Corey's Projects: GetField


	Professional Software Consulting

The getField C utility

In modern programming languages, doing an operation such as splitting a string into parts is a simple process. However, in the C world, this seemingly simple task is not a part of the standard ANSI-C library. If you use C++, there is a string class generally available that helps you in this regard, but even those may vary in operation from compiler to compiler.

Towards this end, many years ago I wrote a function that I've used on practically every C programming job I've ever had. Initially, this was simply used to extract a field from a string and place it into a buffer provided by the caller. That is what the function getField does.

This worked fine as long as all I had to deal with was English ASCII text that was defined as a sequence of single byte characters terminated by a NULL character (i.e., a C string). My first job dealing with internationalization changed this drastically.

ASCII was defined many decades ago, by mono-lingual English speakers. It didn't consider other languages. It defines 128 characters, half of what a byte can hold, and it seemed plenty: 26 for lower case letters, 26 for upper-case letters, 10 for the digits, a few dozen for special characters (percent, ampersand, caret, etc.), some hidden characters for computer talk (NULL, SOH, EOL, etc.), and you still have some left over.

But then the Europeans complained, "What about our umlauts and cidillas and other special characters?" So the powers that be decided to define "extended ASCII": this used the other 127 values in a byte to define all those extra characters that European languages use. Offically called ISO 8859-1, this is frequently called Latin1, and often is the default character set on computers sold in western countries. Many western web sites also use this encoding.
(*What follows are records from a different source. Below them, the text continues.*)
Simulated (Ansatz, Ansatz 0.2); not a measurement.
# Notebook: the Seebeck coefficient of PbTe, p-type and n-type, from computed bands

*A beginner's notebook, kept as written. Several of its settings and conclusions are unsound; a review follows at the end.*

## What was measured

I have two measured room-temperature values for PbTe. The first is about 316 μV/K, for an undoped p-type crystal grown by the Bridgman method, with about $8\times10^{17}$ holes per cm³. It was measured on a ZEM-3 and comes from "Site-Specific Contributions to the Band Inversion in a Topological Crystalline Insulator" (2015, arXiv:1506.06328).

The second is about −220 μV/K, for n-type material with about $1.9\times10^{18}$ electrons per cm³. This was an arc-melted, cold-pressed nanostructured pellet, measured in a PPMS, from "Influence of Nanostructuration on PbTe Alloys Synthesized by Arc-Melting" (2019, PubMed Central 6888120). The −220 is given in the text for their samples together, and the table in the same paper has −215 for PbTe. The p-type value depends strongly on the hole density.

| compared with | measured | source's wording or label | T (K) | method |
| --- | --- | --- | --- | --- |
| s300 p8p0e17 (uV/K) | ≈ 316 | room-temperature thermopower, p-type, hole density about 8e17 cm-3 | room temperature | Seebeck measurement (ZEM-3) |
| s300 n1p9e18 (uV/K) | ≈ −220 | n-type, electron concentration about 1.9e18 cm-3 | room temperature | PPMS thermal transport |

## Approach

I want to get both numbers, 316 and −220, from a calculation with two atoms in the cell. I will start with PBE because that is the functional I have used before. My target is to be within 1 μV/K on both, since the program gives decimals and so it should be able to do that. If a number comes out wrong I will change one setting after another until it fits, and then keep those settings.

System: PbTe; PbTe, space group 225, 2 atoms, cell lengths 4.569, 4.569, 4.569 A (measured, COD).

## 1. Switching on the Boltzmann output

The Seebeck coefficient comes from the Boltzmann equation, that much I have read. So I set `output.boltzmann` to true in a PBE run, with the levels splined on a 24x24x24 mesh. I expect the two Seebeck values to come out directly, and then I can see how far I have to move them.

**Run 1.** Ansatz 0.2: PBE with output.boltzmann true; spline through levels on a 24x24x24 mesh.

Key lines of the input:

This website, however, uses what is fast becoming the best encoding for internationalization: UTF-8. UTF-8 is a type of unicode encoding whereby all letters in the world in any language can be uniquely identified. So Japanese, Arabic, Hebrew, Mandarin, and any other language can be displayed properly.

I wanted my getField function to be as generic as possible: therefore, it shouldn't care about what kind of encoding is used for the data. Towards this end, I wrote another function, called getFieldMB, where MB stood for "Multi-Byte". This takes a data buffer (not a string) of any size, a delimiter of any size, and fills a buffer created by the caller with the desired field data. Using this, my function didn't have to know that the most commonly used delimiter character in Korean programming ends up being three bytes in length.

This solved all my internationalization problems, but then I ran into one regarding efficiency. I was designing a startup process whereby a large configuration file (with multi-lingual data) would be loaded into memory, an algorithm would be used to call getFieldMB many times to put the data into linked lists, and then the original memory would be freed. While this worked fine in test, our customer complained that the speed was unacceptably slow on the hardware they were using.

I determined that if I could convert my linked lists so that they held pointers to the data in the large config file (which was held in memory), that would save me a memory allocation operation for every piece of data, as well as the CPU cycles required to copy the data into a second buffer. Thus was born my third function in this suite, getLocationMB. Using this, there is no copying; it returned a pointer (not an offset) to where the requested field was located in the buffer that was provided.

If you have some very low-level, multi-lingual data manipulation you have to do, this functions may be of some use. There is one very large assumption throughout this code that you must know about: I assume that the size of a char and unsigned char is one byte. If your system defines these differently, then these functions may not work for you. I've included a test suite so you can ensure the functions work properly on your system, as well as showing many examples of how the functions are used.

View the code
getField()	The `getField` function.
getFieldMB()	The `getFieldMB` function.
getLocationMB()	The `getLocationMB` function.
countFieldsMB()	The `countFieldsMB` function.
utl_memStr()	The `utl_memStr` function, used internally.
getField.c	All five functions in one file.
getField.h	Information required by calling programs
test_getField.c	Attempts to break the functions within `getField.c`

Download the code
getfield.tar.gz	7.95 KB	getfield.zip	9.73 KB
Note: Command to create test executable: `# cc -o test_getField getField.c test_getField.c`
Note: Conventions used in these C files are my own particular style, refined over many years to make code easier to deal with and easier to read, in my opinion. For details of these conventions as well as their rationale, click here.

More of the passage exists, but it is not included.